Document based modelingAuctions & Bids
In my previous post, we dealt with how to model Auctions and Products, this time, we are going to look at how to model bids.
Before we can do that, we need to figure out how we are going to use them. As I mentioned, I am going to use Ebay as the source for “application mockups”. So I went to Ebay and took a couple of screen shots.
Here is the actual auction page:
And here is the actual bids page.
This tells us several things:
- Bids aren’t really accessed for the main page.
- There is a strong likelihood that the number of bids is going to be small for most items (less than a thousand).

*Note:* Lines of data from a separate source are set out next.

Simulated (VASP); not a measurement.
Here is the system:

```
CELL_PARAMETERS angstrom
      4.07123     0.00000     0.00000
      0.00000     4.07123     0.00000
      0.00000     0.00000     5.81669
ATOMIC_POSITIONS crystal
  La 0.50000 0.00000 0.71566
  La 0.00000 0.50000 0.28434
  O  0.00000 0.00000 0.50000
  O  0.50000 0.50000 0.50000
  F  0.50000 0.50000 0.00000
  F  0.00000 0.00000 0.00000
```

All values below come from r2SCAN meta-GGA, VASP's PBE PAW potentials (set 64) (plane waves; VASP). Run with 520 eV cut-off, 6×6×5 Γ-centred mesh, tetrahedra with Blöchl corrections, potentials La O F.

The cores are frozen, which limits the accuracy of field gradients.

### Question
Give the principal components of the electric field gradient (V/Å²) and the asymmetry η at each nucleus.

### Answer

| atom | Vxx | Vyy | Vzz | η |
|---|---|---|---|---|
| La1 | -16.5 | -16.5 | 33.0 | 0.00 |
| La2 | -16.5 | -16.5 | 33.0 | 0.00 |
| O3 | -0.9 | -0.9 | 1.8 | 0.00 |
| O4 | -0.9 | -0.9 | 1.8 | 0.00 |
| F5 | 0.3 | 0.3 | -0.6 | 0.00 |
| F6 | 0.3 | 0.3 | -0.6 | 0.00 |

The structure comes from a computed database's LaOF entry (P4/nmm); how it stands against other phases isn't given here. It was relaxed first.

- Even for items with a lot of bids, we only care about the most recent ones for the most part.
This is the Auction document as we have last seen it:
{ "Quantity":15, "Product":{ "Name":"Flying Monkey Doll", "Colors":[ "Blue & Green" ], "Price":29, "Weight":0.23 }, "StartsAt":"2011-09-01", "EndsAt":"2011-09-15" }
The question is where are we putting the Bids? One easy option would be to put all the bids inside the Auction document, like so:
{ "Quantity":15, "Product":{ "Name":"Flying Monkey Doll", "Colors":[ "Blue & Green" ], "Price":29, "Weight":0.23 }, "StartsAt":"2011-09-01", "EndsAt":"2011-09-15", "Bids": [ {"Bidder": "bidders/123", "Amount": 0.1, "At": "2011-09-08T12:20" } ] }
The problem with such an approach is that we are now forced to load the Bids whenever we want to load the Auction, but the main scenario is that we just need the Auction details, not all of the Bids details. In fact, we only need the count of Bids and the Winning Bid, it will also fail to handle properly the scenario of High Interest Auction, one that has a lot of Bids.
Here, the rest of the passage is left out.